Danilo Acosta has been a man not often seen for Real Salt Lake in 2018, and that’s been the subject of much discussion and confusion.
Acosta, after all, was a force during his rise to prominence last year. But rumors of ill-discipline and issues with coach Mike Petke have plagued the youngster’s season, and Saturday did little in the way of disproving any of that.
After 45 minutes of play, Acosta, with RSL up a man and level on goals, was substituted in favor of nominal midfielder Pablo Ruiz, which did make some sense from a tactical perspective. What I’d like to investigate is three-fold: First, did Acosta perform well? Second, how did Ruiz perform? And third, did the Ruiz entrance change the shape of the game and increase RSL’s chances of victory?

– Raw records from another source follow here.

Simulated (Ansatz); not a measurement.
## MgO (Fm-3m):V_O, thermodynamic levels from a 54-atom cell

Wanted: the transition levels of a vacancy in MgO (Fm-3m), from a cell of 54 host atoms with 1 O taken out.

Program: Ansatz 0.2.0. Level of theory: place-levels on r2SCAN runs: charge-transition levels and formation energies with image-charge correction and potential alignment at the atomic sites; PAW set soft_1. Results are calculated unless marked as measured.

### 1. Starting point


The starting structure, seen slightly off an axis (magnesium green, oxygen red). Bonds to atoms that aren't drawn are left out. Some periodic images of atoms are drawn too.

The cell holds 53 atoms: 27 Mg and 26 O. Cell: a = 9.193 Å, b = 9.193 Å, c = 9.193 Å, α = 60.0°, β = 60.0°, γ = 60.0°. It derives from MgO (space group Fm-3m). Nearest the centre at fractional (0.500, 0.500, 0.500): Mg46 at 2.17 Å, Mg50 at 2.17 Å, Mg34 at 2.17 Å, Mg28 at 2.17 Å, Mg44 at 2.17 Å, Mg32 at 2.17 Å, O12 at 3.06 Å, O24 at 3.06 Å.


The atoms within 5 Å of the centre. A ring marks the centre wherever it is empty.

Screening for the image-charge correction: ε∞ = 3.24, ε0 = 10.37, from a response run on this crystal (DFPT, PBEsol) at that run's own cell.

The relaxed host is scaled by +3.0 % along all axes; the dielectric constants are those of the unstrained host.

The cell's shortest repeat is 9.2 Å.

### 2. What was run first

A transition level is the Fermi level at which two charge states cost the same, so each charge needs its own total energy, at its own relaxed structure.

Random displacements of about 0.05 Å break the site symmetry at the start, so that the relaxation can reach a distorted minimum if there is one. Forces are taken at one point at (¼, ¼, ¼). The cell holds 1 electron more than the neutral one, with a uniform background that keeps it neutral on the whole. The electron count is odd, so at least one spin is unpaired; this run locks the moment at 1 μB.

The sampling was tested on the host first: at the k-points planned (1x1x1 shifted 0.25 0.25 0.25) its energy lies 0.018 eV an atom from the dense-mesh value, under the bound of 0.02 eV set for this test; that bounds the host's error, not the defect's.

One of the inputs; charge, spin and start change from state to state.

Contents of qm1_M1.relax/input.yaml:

Looking at MLSSoccer.com’s chalkboard for the match, I’d like to first look at Acosta’s passing. Either above or on the left (depending on the size of your view), you’ll see Acosta’s passing alongside the passing of Brooks Lennon, our right back on the night. This encapsulates only the first 45 minutes.
Some major takeaways include:
- Acosta’s passing is very significantly backward, even compared to Lennon’s, whose passing is still largely facing backward. This corresponds with what I saw in the match, which was that Acosta played a more conservative game than we’ve seen from him. At the time, I wondered if that was by instruction or by player choice.
- Acosta is seeing a higher volume of passes than Lennon, though we can’t say why that’s the case from this chart alone.
- Neither was too involved defensively, which makes complete sense, given the 20th minute red card to Tim Howard. That situation saw Colorado with basically no meaningful attack, resorting to a very long game that saw little success.
How was he, then? I’d argue he was fine, but I don’t think we have raw data about anything beyond that.
If we’re to look at this chalkboard for Saturday’s game, we’ll see a couple interesting things, but the bulk of our analysis will have to hinge on comparison between the two.
- Ruiz is playing as a full back, but only just. Instead, he looks very much like a left midfielder. You see those passes in the defensive third? Those are actually after RSL’s first goal, at which point he moved backward a bit.
- RSL being up a man and level on goals for much of the second half meant Ruiz could play in a midfield role that he’s perhaps best suited for.
- Lennon actually plays much further forward than Ruiz, which makes me wonder what the tactical approach was here. Is he deployed as a wide midfielder to interact with Plata? Were we trying to operate primary on Colorado’s right?
I’m actually not sure what I should be making of this, but if I’m to guess what Petke is trying to do here, it’s playing a three-man “back line” and leaving the rest up to the players on the field. I’ve left “back line” in quotes here because I really don’t see how it was defensive from minutes 45 to 82, barring a few minor incidents, but Kyle Beckerman, Justen Glad and Nick Besler comprised the trio.
What was Ruiz’s impact, then? I would argue that he’s been given only basic instructions. The sort of match we saw doesn’t really make for tactical instruction, I think, aside from broad strokes. It becomes largely a dig-it-out affair, and for once, RSL did well to work in that framework. Not once did we resort to the get-to-the-endline-then-cross-it-in affairs that dogged prior years.
So, why the sub?
I think I’ve put my premise together above, so let’s lay it out with a bit more specificity:
- Danilo Acosta played as a left back, and he was substituted following the first half, and
- Pablo Ruiz played the second half, at which point he played as a left midfielder, and
- After RSL scored, Ruiz played as a makeshift left back.
Does this make sense as a tactical substitution? I think so:
- Acosta’s best positions are defensive — we haven’t seen him playing anything much further forward than defensive midfield, and
- Ruiz is a more attack-minded, talented player, and
- RSL had three players in defensive roles who provided more tactical flexibility in Beckerman, Besler and Glad, especially if the team scored, and Brooks Lennon (right back) is a better attacker than defender.
Does that mean it was wholly tactical? Maybe not. But I think we can see here that Danilo Acosta’s substitution can easily be seen as a tactical one, and there’s not too much of a stretch. Does that make it easier for a young player that’s on the outs to swallow? Maybe not. But with Friday’s match on the horizon, maybe he’ll have another chance.